Justin asks,
do you have any tips for recovering “damaged” files?
when i try to open a layout i was just working on, it prompts me to fix the file from recovered data, then notifies me that the file may be damaged; it starts to recover, but then the program quits altogether.
[. . .] if there’s no easy solution, this means a ton of work lost … are you familiar with this quandary? any suggestions?
Anyone? Anyone? I haven’t experienced this in a long time, so my response was vague:
. . . the first thing to try would probably be moving your preferences folder to the desktop and forcing InDesign to rebuild it. That’ll get the program to launch properly, at least, and then maybe you can recover the file from there. Details:
InDesign Secrets: Rebuilding InDesign Preferences.
The second option would be trying to get someone at Adobe to look at it, by posting a query on the forums. Sometimes they respond pretty quickly.
Finally, if the time you’d lose redoing everything would be worth $99,
you could send the document to Markzware for their voodoo file rescue
service: Markzware blog: Fix your Bad Adobe InDesign Files!
Other suggestions? If the file could be opened, I’d say export to .inx; that cures a lot of ills. When you can’t open it, though, I dunno.
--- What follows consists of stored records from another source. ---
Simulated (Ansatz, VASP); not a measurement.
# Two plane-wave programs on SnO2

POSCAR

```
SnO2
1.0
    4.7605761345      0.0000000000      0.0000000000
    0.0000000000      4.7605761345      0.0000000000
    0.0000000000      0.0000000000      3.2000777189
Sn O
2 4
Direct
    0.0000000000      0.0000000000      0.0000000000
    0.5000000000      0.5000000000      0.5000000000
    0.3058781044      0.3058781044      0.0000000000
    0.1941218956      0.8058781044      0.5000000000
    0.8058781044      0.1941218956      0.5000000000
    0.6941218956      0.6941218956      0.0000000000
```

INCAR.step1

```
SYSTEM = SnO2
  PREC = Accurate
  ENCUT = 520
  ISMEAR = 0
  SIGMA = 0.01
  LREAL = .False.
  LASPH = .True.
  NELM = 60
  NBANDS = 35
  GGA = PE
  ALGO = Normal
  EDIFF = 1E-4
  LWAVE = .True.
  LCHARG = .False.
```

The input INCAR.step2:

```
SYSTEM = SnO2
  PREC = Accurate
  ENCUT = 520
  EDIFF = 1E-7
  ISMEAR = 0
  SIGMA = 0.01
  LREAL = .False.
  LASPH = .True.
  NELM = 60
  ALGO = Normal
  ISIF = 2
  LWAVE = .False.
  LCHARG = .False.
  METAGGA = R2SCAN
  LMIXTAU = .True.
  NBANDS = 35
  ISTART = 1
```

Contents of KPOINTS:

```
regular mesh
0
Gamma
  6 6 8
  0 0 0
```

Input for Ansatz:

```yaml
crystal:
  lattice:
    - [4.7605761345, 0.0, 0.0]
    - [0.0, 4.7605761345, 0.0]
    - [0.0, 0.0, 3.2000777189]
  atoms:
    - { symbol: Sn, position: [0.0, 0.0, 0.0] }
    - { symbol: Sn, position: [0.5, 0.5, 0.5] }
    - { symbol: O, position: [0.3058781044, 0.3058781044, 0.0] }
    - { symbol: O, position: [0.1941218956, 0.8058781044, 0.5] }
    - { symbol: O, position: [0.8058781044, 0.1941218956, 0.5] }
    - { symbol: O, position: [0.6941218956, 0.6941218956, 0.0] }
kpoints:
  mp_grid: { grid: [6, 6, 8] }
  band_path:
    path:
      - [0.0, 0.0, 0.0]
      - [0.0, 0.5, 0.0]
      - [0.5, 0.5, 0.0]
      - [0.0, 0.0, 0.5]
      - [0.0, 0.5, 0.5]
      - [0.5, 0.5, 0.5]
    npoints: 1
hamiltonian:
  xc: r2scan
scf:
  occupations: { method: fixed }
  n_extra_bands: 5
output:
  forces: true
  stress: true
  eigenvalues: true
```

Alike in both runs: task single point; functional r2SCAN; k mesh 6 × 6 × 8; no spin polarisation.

I should also mention here that perhaps one reason this hasn’t happened to me in a long time is that I regularly create new save-as versions while I work—foo(1).indd → foo(2). indd → foo(2b).indd (a variant I’m not sure about) → etc. Doing a “save as” compresses the file, and I feel in my heart that it removes a lot of potentially corrupting gunk and thereby keeps my files more stable. Having snapshots of all those previous stages also makes it easier to roll back parts of a file, selectively.
An aside: Does anybody out there use Version Cue? I’ve never bothered. Does it help with this kind of stuff at all?